I’ve been digging out children’s song collections, some which go back over forty years, after being asked to teach KS3 music at the school I work part-time in. Although I’ve taken the odd music lesson over the past few years my main subjects have been DT and Science so, despite my extra-curricular preoccupations, I need plenty of preparation. As part of these researches I came across ‘Leave Your Sleep’, a double CD and book by Natalie Merchant, which includes 26 poems written for or about children that she has set to music. The quality of the work, both the book which includes biographies of the poets and the musical arrangements, is extremely high and often delightful. Some of the songs I may use at school, especially the more light-hearted ones including some nonsense rhymes by Edward Lear and e.e.cummings, etc.

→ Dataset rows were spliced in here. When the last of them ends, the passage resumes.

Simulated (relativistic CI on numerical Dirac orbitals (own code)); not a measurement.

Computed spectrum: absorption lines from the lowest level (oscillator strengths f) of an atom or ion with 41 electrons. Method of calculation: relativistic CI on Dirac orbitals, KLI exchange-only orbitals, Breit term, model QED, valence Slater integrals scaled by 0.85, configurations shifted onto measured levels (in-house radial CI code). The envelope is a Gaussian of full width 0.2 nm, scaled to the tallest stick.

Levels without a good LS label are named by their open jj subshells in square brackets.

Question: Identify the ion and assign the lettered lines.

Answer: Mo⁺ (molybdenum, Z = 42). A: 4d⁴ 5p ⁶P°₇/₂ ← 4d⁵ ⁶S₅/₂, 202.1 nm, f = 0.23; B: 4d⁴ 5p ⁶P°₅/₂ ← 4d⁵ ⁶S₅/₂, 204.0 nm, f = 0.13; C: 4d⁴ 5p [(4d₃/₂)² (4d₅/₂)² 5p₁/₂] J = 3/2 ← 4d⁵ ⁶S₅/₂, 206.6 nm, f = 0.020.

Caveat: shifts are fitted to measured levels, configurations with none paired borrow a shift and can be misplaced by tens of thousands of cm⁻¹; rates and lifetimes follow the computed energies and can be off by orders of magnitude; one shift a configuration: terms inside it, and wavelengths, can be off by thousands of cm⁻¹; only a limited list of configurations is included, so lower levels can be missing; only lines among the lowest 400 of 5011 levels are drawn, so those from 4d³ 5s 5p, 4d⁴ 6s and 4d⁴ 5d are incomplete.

One of the poems, ‘The King Of China’s Daughter’ by Edith Sitwell, has also been set to music by myself, though I added some extra lines to make it more of a story and also doubled up some others to produce a chorus. I also used this device on a couple of other poems; ‘A Ship Sails up to Bideford’ by Herbert Asquith (the son of one-time Liberal Prime Minister) and ‘The Scarecrow’ by Michael Franklin (not to be confused with poems of the same title by Walter de la Mare and Khalil Gibran. The one by Gibran is a little gem, by the way:
Once I said to a scarecrow, ‘You must be
tired of standing in this lonely field.’
And he said, ‘The joy of scaring is
a deep and lasting one, and I never tire of it.’
Said I, after a minute of thought,
‘It is true; for I too have known that joy.’
Said he, ‘Only those who are
stuffed with straw can know it.’
Then I left him, not knowing
whether he had complimented or belittled me.
A year passed, during which the scarecrow
turned philosopher.
And when I passed by him again I
saw two crows building a nest under his hat.